On Friday, among the inevitable debates regarding what occurred on the pitch, there were just as many discussing events in the stands.
Most of these comments were in relation to the song sung by our supporters to celebrate Diallo in light of his recent performances. For those of you not au fait with the song (I wasn’t), it includes a reference that goes down the path of racial stereotyping.
Those who were quick to point this out, were largely met with derision - “Snowflake” was one of the kinder words used in the ensuing “debate”.
Many justified the lyrics by saying it was complimentary to the player, but this is akin saying to a woman that she’s being paid a compliment by being told how big her breasts are.
Are we really going back to the days when female programme sellers/police officers who walked around the pitch at Roker Park to be serenaded with the jolly little ditty “get your t*ts out for the lads”?
A large portion of the argument laid out by those who defended what came from the stand, was that the player himself was dancing along to the song. But I seriously question whether the 20-year-old Ivorian player who manager, Tony Mowbray, has said, has only just started integrating with English-speaking players, actually understands anything of the song: apart from his name being sung.
This discussion is taking a step back in time to when the red top newspapers openly discussed Linford Christie’s “lunchbox”, during the Barcelona Olympics in 1992. Which took the shine from his considerable achievement of winning the 100m gold medal.
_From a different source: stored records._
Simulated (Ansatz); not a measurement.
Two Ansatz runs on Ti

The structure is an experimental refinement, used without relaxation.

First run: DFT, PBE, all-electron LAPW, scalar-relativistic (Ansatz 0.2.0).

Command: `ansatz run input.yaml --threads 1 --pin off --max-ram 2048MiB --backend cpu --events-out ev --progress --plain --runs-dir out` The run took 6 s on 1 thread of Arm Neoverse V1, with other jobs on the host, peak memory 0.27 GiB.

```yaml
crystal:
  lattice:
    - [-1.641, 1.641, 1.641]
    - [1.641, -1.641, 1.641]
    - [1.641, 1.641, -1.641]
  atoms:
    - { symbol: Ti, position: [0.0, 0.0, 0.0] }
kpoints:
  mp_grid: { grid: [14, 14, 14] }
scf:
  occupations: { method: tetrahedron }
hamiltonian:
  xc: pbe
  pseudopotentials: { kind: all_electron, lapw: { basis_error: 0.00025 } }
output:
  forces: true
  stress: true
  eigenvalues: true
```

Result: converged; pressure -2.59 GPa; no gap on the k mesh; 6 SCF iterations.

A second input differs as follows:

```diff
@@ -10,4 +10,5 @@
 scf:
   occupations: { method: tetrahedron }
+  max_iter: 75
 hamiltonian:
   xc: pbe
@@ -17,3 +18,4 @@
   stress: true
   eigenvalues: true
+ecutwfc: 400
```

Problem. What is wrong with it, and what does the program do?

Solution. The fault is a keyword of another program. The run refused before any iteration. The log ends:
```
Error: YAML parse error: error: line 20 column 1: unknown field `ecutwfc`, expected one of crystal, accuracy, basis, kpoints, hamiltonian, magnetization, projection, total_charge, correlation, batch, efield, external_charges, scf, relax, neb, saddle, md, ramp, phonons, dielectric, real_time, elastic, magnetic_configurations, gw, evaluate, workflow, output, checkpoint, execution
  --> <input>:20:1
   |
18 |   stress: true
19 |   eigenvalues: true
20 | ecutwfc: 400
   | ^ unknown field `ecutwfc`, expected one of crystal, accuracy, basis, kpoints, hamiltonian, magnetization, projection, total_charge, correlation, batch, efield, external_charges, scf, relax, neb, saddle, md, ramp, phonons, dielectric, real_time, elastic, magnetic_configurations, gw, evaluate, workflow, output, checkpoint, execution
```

Two women on my Twitter timeline have expressed their distaste for it. It’s a racist trope which should be confined to history.
As is racism in general. A section of our fans seem hell bent on doing the politically incorrect thing. As if it’s a badge of honour. Witness the booing of opposing teams taking the knee.
I’ve already vented my spleen on this issue, on these pages. It is embarrassing to be associated with a club whose players not only don’t take the knee, but whose supporters boo opposing players who do so.
On a recent Roker Rapport podcast, it was discussed that the argument for taking the knee as being a proxy for political movements like black lives matter, is outdated. It is now generally accepted that taking the knee is a gesture of solidarity against racism and injustice in society. Anyone with an ounce of common decency should be applauding the gesture, not booing it.
Supporter behaviour has also come under scrutiny elsewhere in the stadium. Photographer, Ross Johnston, from RJX media, tweeted his experience of being hit with missiles thrown from the crowd. After the Cardiff game, objects were thrown from the South Stand and I saw something get thrown from the North Stand towards the Cardiff goalkeeper, which he actually caught. Some of our fans seem more intent in goading the away fans than watching the game.
We complain about away fans throwing things from the upper tier of the North Stand, but we have to put our own house in order if we call out other fans.
While we’re here, I still don’t understand why the away fans were put in the top of the North Stand. The Black Cats bar is at the back of the stand and the stand magnifies their singing. There’s a police cell in the south stand. Just hoy the away fans back in the South West Corner.
I don’t think it’s just a Sunderland problem. In society in general, people have become emboldened to voice unpalatable views due to the mainstreaming of the likes of Nigel Farage and Donald Trump.
The stewarding of the stadium is done by inexperienced teens who don’t have the authority to police such matters. The club has improved immeasurably on the field and has stadium maintenance issues to address as well. But fans need to improve their behaviour before our reputation goes down the toilet.